Eventos Académicos, 39 ISCHE. Educación y emancipación

Tamaño de fuente: 
El movimiento de la reforma de 1918: El primer año
Christian K. Anderson

Última modificación: 2017-07-17

Resumen


“Men of a new free Republic, we have just broken the last chain of the twentieth century that tied us to the old monarchical and monastic domination. We have resolved to call all things by their proper name. Córdoba is redeemed. From now we count ourselves as part of a country with one less embarrassment and one more freedom” (Manifesto, 1918 [all translations by author]).  So declared a group of revolutionary students at the University of Córdoba in Argentina in their 1918 “Manifesto Liminar de la Reforma Universitaria,” published in the student newspaper, La Gaceta. How did this Reforma movement come about and how did the student leaders create a foundation for it to be sustained and grow during the first year?

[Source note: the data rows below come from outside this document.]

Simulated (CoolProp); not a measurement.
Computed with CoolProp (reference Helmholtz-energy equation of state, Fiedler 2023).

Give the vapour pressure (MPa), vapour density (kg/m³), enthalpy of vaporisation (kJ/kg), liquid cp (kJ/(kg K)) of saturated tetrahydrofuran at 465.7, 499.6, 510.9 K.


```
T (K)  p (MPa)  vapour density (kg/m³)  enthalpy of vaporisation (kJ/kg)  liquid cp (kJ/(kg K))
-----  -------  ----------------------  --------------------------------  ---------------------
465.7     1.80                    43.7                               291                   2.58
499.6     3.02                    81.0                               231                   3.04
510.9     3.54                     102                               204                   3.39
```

The students at Córdoba demanded that universities be autonomous from political control; that students, professors and deans each have a role in shared governance and in selecting the new rector; that the curriculum be modernized and secular, free of Catholic dogmatism; and that attendance be free of fees or tuition (Mejía-Ricart, 1999a; Tünnermann Bernheim, 2008). From this Manifesto grew a movement that rapidly spread throughout Latin America and had lasting effects on student life and on university governance.

Though permanent reforms due to student activism are typically difficult to achieve and sustain (Altbach, 1991a; 1991b), the Córdoba reforms both lasted at that university and spread throughout Latin America where they have endured (Hermo & Pittelli, 2009; Mejía-Ricart, 1999a, Theiler, 2005). Within a matter of years many of the ten tenets of the Manifiesto Liminar of 1918, including the establishment of free universities as autonomous entities, would become statutory or constitutional law in countries such as Perú (Sánchez, 1966), Chile, Bolivia, Colombia, Venezuela, and the countries of Central America (Mejía-Ricart, 1999a, Tünnermann Bernheim, 2008), Mexico (Ordorika, 2003), and Caribbean nations (Dario Genao, 2008; Mejía-Ricart, 1999b). University students in these countries used the model of Córdoba and pushed for the same kinds of reforms.

For example, in Cuba the students invited the rector of the University of Buenos Aires to address them in their Aula Magna (Grand Hall) in 1922 to explain the reform movement. For Havana, “The bell had been rung for reforming the University of Havana, which had been a nest of corruption and outdated teachings, inept professors…and [this speech] acted as the spark to a bonfire” (Civeira 2001, p. 47).

The focus of this paper will be on the Movement’s first year: how it was built on a foundation during that time in such a way that it was strong enough to sustain itself not only at Córdoba but also grow throughout Argentina and Latin America. What was the relationship of the students with the University, with its Consejo Superior and other bodies during this formative period? In addition to published materials in Spanish and English I have obtained copies of a wide range of primary documents from four archives in Argentina during a recent visit.